Ex-NY mayor Giuliani files for bankruptcy

LEGAL TROUBLE. Former mayor of New York Rudy Giuliani leaves the federal courthouse in Washington, Friday, Dec. 15, 2023. Giuliani has filed for bankruptcy, days after being ordered to pay $148 million in a defamation lawsuit. / AP
LEGAL TROUBLE. Former mayor of New York Rudy Giuliani leaves the federal courthouse in Washington, Friday, Dec. 15, 2023. Giuliani has filed for bankruptcy, days after being ordered to pay $148 million in a defamation lawsuit. / APJose Luis Magana

NEW YORK — Rudy Giuliani filed for bankruptcy on Thursday, acknowledging severe financial strain exacerbated by his pursuit of former President Donald Trump’s lies about the 2020 election and a jury’s verdict last week requiring him to pay $148 million to two former Georgia election workers he defamed.

The former New York City mayor listed nearly $153 million in existing or potential debts, including almost $1 million in state and federal tax liabilities, money he owes lawyers, and many millions of dollars in potential judgments in lawsuits against him. He estimated he had assets worth $1 million to $10 million.

Giuliani had been teetering on the brink of financial ruin for several years, but the eye-popping damages award to former election workers Ruby Freeman and Wandrea “Shaye” Moss pushed him over the edge. The women said Giuliani’s targeting of them after Republican Trump narrowly lost Georgia to Democrat Joe Biden led to death threats that made them fear for their lives.

Not off the hook

But declaring bankruptcy likely won’t erase the $148 million verdict. Bankruptcy law doesn’t allow for the dissolution of debts that come from a “willful and malicious injury” inflicted on someone else. A judge said Wednesday that Freeman and Moss could start pursuing payment immediately, saying any delay could give Giuliani time to hide assets.

After the verdict, Giuliani repeated his stolen election claims, insisted he did nothing wrong and suggested he’d keep pressing his claims even if it meant losing all his money or going to jail. His rhetoric prompted Freeman and Moss to sue him again this week.

The Dec. 15 verdict was the latest and costliest sign of the mounting financial toll incurred by the 79-year-old Giuliani, a one-time Republican presidential candidate and high-ranking Justice Department official once heralded as “America’s Mayor” for his calm and steady leadership after the terrorist attacks on Sept. 11, 2001.

Once swimming in cash as a globetrotting security consultant, Giuliani’s money woes intensified amid investigations, lawsuits, fines, sanctions and damages related to his work helping Trump try to overturn the 2020 election.

Lawsuits

Among his potential debts, he listed lawsuits brought by two voting machine manufacturers who say he and others defamed them with claims of a stolen election.

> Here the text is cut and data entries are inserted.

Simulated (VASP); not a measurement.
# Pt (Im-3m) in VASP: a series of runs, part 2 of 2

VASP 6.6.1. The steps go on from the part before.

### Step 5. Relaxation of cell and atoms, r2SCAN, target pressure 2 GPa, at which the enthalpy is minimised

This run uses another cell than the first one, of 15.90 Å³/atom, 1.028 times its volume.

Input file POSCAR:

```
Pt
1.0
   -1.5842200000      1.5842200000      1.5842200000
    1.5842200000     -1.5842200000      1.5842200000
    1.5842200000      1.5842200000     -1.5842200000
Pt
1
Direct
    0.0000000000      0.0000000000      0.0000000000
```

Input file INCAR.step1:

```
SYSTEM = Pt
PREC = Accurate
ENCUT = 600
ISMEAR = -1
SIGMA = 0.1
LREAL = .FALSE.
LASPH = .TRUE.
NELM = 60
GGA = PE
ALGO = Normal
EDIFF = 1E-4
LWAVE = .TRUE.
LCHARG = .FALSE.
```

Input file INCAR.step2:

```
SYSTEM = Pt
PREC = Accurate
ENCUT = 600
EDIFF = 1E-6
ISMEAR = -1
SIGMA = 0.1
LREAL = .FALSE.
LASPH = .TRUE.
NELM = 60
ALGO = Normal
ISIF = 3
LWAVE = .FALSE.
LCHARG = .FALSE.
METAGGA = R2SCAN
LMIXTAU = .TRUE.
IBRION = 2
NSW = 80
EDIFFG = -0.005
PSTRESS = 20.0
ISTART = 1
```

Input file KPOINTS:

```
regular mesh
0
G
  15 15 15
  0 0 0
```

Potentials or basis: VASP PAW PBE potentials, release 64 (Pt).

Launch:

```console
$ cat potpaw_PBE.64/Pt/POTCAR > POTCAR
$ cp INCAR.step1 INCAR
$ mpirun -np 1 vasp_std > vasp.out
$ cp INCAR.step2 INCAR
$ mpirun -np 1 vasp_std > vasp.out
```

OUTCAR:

Giuliani’s other lawsuits, which he listed as potential liabilities, include one brought against him by Biden’s son Hunter, who alleges Giuliani was responsible for the “total annihilation” of his digital privacy by accessing and sharing his personal data from his laptop computer.

Giuliani is also being sued by a woman who said she worked for him. She alleges he owed her nearly $2 million in unpaid wages and coerced her into sex. Another lawsuit involves a man who claims Giuliani defamed him after he slapped the ex-mayor on the back at a supermarket. Giuliani has denied the woman’s claims and has asked for the man’s lawsuit to be thrown out.

In August, Giuliani was indicted with Trump and others in Georgia on charges he acted as Trump’s chief co-conspirator in a plot to subvert Biden’s victory.